Monday, December 10, 2007

Oh Grace!

I held a jewel in my fingers
And went to sleep.
The day was warm, and winds were prosy;
I said: "’T will keep."

I woke and chid my honest fingers, --
The gem was gone;
And now an amethyst remembrance
Is all I own.
-- Emily Dickinson

Wednesday, December 05, 2007

Nagito ergo sum!

People lay the foundation of grand theories like Information Theory in their master thesis, and I am going to become the founder of the grand theory of Nagging through my work (primarily nagging to myself) here!

Monday, December 03, 2007

Become an expert in a field, or may be not!

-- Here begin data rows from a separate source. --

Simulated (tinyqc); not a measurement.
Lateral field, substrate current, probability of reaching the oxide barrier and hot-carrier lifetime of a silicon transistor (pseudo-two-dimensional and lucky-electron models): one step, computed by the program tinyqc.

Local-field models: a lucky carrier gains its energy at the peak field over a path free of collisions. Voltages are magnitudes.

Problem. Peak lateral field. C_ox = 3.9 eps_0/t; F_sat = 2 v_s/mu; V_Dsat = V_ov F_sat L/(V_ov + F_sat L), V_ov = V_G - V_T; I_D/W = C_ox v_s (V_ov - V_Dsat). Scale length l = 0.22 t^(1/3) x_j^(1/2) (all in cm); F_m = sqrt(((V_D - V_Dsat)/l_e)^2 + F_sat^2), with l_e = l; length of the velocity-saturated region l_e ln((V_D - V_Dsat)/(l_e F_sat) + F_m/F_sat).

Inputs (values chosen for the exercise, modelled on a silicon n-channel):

I was playing around with this Lecture Browser of MIT, where I came to an interesting talk by Sylvia Nasar, the author of "A Beautiful Mind" which is the story of John Nash. Somewhere in the talk, she says something interesting about how and why Nash never tried to be an expert in any field:

... what he did was to simplify a complex problem that appeared to defy solution by pursuing a strategy that the experts in the field [had set up for] and he never tried to be an expert in any field because he felt that absorbing the work of other people would dull his creativity.

A friend of his once tried to describe Nash's style of thinking to me by saying: Everyone else would climb a pick by looking up for a path somewhere up the mountain, not Nash. Nash would go over a completely different mountain he would climb a completely different mountain and from that distant peak would shine a searchlight back on the first one...

Sunday, December 02, 2007

MIT's Lecture Browser, Dehkhoda and Moien online and Nastaliq!

People at MIT's CSAIL has set up this very interesting Lecture Browser system, which with the help of voice recognition systems, gives you the ability to search through lectures given at MIT (I think the whole audio and video database is not yet available there, but that is the plan).

In the introduction video the project is described like this:

"Conventional search engines are all text based, and that's been very effective, it's great. There's all sorts of text on the web but it doesn't do anything for audio and video materials and this type of data is just exploding these days it's becoming easier than ever to create, to store, to disseminate these kinds of data. Just look at the explosion of podcasting for example this project is all about letting people search inside video material of recorded lectures, to find particular snippets that they're interested in..."
This is just great. Although it is not as powerful as you would expect, the ranking of the results doesn't look that good and there isn't much possibility for using complex search queries, it is still a great idea. Perhaps the idea has been around for long, but putting it in practice for lectures given at MIT, I think, is going to show how useful applying semi-perfect voice recognition to a voice/video database and indexing the database based on that is going to be.

We have a long way to go before we can have this for videos and audios of speeches given in Persian. As far as I know, we are far behind in the voice recognition and NLP systems for Persian; there isn't even a proper marked-up database of Persian scripts or voice recordings, which is necessary for the current technology for building a functioning voice recognition or NLP system for the language.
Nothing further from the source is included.